Road safety campaigner Geoff Upson shared video on Friday of the blunder on Oyster Point Road in Kaukapakapa, north of Auckland, which has since been viewed over 2 million times. 

In the video, he's seen using one hand to easily remove the white paint on top of dirt, sticks and leaves. 

Auckland Transport saw the video and went back to fix the mistake. 

But the same issue happened again - the markings were painted on the dirt a second time. 

Upson told AM on Tuesday he was "extremely dumbfounded". 

"This has become such a widespread problem, the media's picked it up, it's gone international." 

Upson, who has appeared on overseas media about the blunder, said he was still not happy with the apparent fix. 

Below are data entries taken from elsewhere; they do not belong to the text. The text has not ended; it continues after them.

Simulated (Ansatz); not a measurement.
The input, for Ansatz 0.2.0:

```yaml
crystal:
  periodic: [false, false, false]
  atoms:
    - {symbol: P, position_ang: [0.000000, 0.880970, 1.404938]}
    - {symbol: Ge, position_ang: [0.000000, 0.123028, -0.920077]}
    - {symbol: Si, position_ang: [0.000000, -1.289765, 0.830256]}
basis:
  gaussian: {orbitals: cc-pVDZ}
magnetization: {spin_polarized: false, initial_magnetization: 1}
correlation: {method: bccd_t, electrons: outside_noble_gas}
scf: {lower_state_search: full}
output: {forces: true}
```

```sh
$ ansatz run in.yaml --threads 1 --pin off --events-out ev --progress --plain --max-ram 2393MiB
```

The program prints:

"Somebody's come out and 'swept the road again'," he said, doing quote marks with his hands. "But unfortunately they haven't swept it well enough to clear that mud off the road so that mud is still lodged on top of the road and then they've painted on top of that layer of mud again." 

Demonstrating with his hand, Upson said there was about 3cm of mud and dirt underneath the new white line. 

"I think the best thing to do at this point would be to get somebody high up at Auckland Transport, perhaps even the chief executive Dean Kimpton, to front the media and explain how the process has gone wrong here." 

The ordeal comes after Upson contacted Auckland Transport about faded road markings in January. 

On January 8, he said he got an email about the roads being swept - he claims they hadn't - then on February 9 there was a truck on site sweeping the roads. 

But that method "didn't work unfortunately", Upson said. 

"The method they've used, you know, it's the big truck with the big roller on front and, I mean, that's a great method for clearing loose stones off a roading project or something like that but unfortunately that method doesn't get close enough to the edge. 

"It's also just gone overtop of the mud so that big roller, that big sweeper roller on the front of trucks, it simply hasn't done the job of clearing that layer of mud… and it was quite solid so it needed a bit more of a mechanical, a water blaster might have worked, but I used a spade." 

Upson described how he went along the road edge with a spade and lifted the mud off "quite easily". 

So, he contacted Auckland Transport yet again. On Monday night, he got an email response that they're "going to look into it".  

"Where it goes from here I don't know." 

An Auckland Transport spokesperson told Newshub it was first made aware of this on Friday.

"Our contractor is responsible for maintaining the visibility of the road markings and whenever these fade or are done incorrectly, they will rectify as soon as possible - at no extra cost to AT," the spokesperson said.

But Tāmaki Makaurau isn't the only region with road marking issues. 

Road markings over a dead possum.
Road markings over a dead possum. Photo credit: Supplied

An AM viewer sent in a shocking photo from near Rotorua - white markings painted over road kill. 

"They've literally painted right over the top of a possum," the viewer said. 

"We digress, you should not be painting white lines over anything that is not the road," AM host Melissa Chan-Green said.